The last time I suggested someone try online dating, she replied: “I’m not that desperate, you know.” Mere seconds before, she had been asking that terribly hard question: “Where on Earth can I meet a nice man?”
Her distaste at my suggestion surprised me. I don’t see how going online to meet someone when you’re sober, unprejudiced by lust and relatively sane, is any less dignified than shouting your sexual preferences into someone’s ear in a noisy bar.
So in search of proof that nice men (or women) are available online, I visit a South African dating site. I peg myself as 32, heterosexual, fairly attractive, and white (mostly true). I pretend to be single and am contacted within minutes.

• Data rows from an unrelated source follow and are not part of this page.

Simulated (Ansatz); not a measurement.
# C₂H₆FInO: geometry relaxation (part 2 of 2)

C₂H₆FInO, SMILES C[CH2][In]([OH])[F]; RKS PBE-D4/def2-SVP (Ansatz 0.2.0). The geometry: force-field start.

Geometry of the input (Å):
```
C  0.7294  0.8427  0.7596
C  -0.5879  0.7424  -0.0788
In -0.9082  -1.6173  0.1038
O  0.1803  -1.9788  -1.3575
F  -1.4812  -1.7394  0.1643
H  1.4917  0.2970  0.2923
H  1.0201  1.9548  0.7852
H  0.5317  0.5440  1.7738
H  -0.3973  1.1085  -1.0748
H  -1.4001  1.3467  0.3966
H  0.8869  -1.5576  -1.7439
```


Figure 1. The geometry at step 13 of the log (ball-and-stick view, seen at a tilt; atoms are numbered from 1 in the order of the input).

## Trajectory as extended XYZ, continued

Wondering how online desperation can exist, I search for those with the keyword “lonely” in their online name. I’m surprised by literally hundreds of results. Lonely300* catches my eye.
She looks like she might be bedridden—and not in a sexy way. She’s in her mid-30s. She’s typed her profile all in caps. Looking down her list of requirements for her ideal match, I notice it hasn’t overcome racism yet. Ethnicity is non-negotiable. She won’t consider other online daters who are not “white/Caucasian”.
Curious about my chances, I change my profile to make myself a very attractive “black/African” girl.
At first, things look good. I have an 88,4% match with Boereseun*, who says: “I’m very open-minded, so I don’t care much . . . Just be yourself!” But reading further, I notice a big red cross next to one of the points in my profile and the words: “You aren’t a match for him because of this non-negotiable criteria: Ethnicity.”
Is excluding people from your amorous ambit on the basis of race wrong—or even racist? Not everyone I know thinks it is. In fact, the number of my friends who believe it is acceptable to state a “non—negotiable” no when it comes to interracial dating shocks me.
Some people defend this. They say race is a matter for stated personal preference, just like the gender, height or location of potential partners, and that dating sites should allow you to specify race in the same way.
Others say it’s a cultural issue. Apartheid still quite successfully divides us children of the Eighties. I’m socialised to think twice about dating a black man. But cultural issues clearly aren’t the motivating factor for many men. For instance, there’s a Eastern European guy on the site I joined. He speaks no English, but is willing to date English girls—on condition that they’re white. In other words, he’s fine with not being able to have a conversation with his lover, as long as her skin is some shade of pink.
Feeling that your sexuality is diminished by your race—because being white is harder currency in the world of love—has to be emotionally hurtful. So who should prevent this hurt occurring? Dating sites?
Dating sites say their users are better off knowing they’re unwanted before they arrive on a date.
But it’s still bizarre to think that, in 2005, people seeking true love online would choose to exercise the option to reduce their chances of finding it. Some of these people have given themselves names similar to “Desperate&Lonely10*”.
Contradictions are rife. Many who call themselves “open-minded” or say “I have no interest in politics” feel it’s completely natural and uncontroversial to exclude black people as possible sources of friendship and romantic love? Others find no conflict between flat out excluding someone on the basis of race and saying they seek “ . . . a woman who will accept me for who I am and for the life I have”?
That’s no surprise, really. We all bury our freaky stuff in our sexual identities. Spanking, bondage, feet, rape, alien abductions or racism . . . you name it, it’s there. While racial prejudice—like sexism—is now officially unacceptable in most spheres of life, many overlook it in the bedroom.
By contrast, I see more multiracial couples on South Africa’s streets than ever before. Perhaps when you’re face to face with a real human being, prejudices will always seem as silly as they really are.
Or perhaps those multiracial couples met in the real world and continue to live in it.